The loan agreements originated by commercial banks, savings banks, finance companies, insurance organizations, and investment banks are very different from each other and all feed a different purpose. "Commercial banks" and "Savings banks," because they accept deposits and benefit from FDIC insurance, generate loans that incorporate the concepts of the "public trust." Prior to interstate banking, that "public trust" was easily measured by State bank regulators who could see how local deposits were used to fund the working capital needs of local industry and businesses, and the benefits associated with those organization's employment.
"Insurance" organizations, who collect premiums for providing either life or property/casualty coverage, created their own types of loan agreements. "Banks" and "Insurance" organizations loan agreements and documentation standards evolved from their individual cultures and were governed by policies that somehow addressed each organizations liabilities (In the case of "banks," the liquidity needs of their depositors; in the case of insurance organizations, the liquidity needs associated with their expected "claims" payments).

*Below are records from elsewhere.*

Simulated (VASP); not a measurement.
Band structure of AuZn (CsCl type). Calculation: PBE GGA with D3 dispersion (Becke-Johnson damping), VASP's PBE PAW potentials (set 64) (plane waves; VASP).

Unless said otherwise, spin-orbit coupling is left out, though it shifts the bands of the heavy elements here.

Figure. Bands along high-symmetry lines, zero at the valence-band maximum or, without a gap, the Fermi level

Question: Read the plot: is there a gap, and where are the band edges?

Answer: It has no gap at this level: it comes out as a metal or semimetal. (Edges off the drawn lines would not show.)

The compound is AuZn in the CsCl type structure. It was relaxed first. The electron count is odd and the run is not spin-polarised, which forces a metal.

A loan agreement is the document which represents the formal evidence of a loan. The document also includes important details such as covenants, positive or negative ones, the information on the collateral such as loan type and its value, as well as guarantees, the applicable interest rates, fees, the conditions according to which the loan is to be repaid, and the period of repayment envisaged.
The first thing that should be checked while signing the agreement is the interest rate as it may create stress on you while repaying the loan amount. With the current income level, you should be able to validate whether you can afford to repay the loan at the interest mentioned in the loan agreement.